How to start an Herb garden
An herb garden is the perfect addition for the home chef or for creating home beauty products with plants right out of your own garden. Herb gardens can be grown on the patio or in a few pots on the windowsill. You might also consider having herbs mixed in with flowers in your front flower bed. Most herb plants stay small (like thyme and oregano) and can be tucked into most open areas. The most important thing to consider is the sunlight needs for the herbs you choose. The majority of herbs will require at least 6 hours of direct sunlight each day. So a bright window will work or outdoors for most people.
After you choose where you want your container garden, there are a few tips to make sure that the plants you grow are healthy. If you are planting in a container, make sure there are drainage holes so the plants are not sitting in a soggy wet mess. Give the plants some room to grow. And if you are planting them in one large container, plant them at least 4-6” away from other plants in all directions. You can also plant a single transplant into a pot and then group all the pots together to create a container garden. If planting directly in the ground, keep the same spacing distance for smaller plants but with larger plants like parsley or rosemary, give them at least 12” to grow.
An essential part of a healthy herb garden is feeding your plants a nutritious mix of fertilizer so they will produce nutrient-rich leaves. This is done simply by adding in both bone meal and blood meal to the potting soil. Bone meal is an organic fertilizer that helps to develop a healthy root system and blood meal is needed for leaf and flower development. It is best to apply the fertilizer at least monthly and water it in well when you do.

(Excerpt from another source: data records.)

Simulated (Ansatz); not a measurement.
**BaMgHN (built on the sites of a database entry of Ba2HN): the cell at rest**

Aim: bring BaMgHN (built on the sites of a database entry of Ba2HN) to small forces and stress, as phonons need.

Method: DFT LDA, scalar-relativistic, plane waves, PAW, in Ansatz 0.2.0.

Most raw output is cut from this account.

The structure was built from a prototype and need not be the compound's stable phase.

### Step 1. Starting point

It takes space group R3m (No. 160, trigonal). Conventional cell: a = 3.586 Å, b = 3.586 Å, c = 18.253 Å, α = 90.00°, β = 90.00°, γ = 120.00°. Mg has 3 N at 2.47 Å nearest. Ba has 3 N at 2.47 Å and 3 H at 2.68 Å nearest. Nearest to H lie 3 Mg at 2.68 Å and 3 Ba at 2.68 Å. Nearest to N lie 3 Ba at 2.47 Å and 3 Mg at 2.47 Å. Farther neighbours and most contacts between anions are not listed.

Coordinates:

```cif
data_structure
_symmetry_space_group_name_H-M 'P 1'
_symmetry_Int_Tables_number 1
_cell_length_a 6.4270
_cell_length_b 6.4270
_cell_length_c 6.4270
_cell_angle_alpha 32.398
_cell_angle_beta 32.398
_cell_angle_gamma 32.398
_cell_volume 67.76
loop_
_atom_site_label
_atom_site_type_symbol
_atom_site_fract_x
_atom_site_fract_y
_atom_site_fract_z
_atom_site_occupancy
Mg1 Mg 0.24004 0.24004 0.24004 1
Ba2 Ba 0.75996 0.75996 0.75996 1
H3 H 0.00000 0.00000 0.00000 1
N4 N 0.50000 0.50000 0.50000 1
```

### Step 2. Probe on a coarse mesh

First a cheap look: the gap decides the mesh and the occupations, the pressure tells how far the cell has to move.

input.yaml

The most popular herbs to grow in an herb garden are basil, thyme, oregano, cilantro, parsley, rosemary, and lavender. Each of these herbs have tons of different varieties and can grow in most areas of the US. Most herbs need at least 4-6 hours of sunlight a day. Keep in mind that all herbs are perennials by nature but some do act like annuals in particular zones.
Water the herb garden daily the first week and then back off to twice a week. If the temperature rises above 90 degrees, water daily in the morning hours. Once the plants are 6” tall, snip off a few leaves to go into your favorite recipe as clipping the head leaves off signals to the plant to keep growing – so make sure you are harvesting at least a few times a month. Enjoy your herb garden!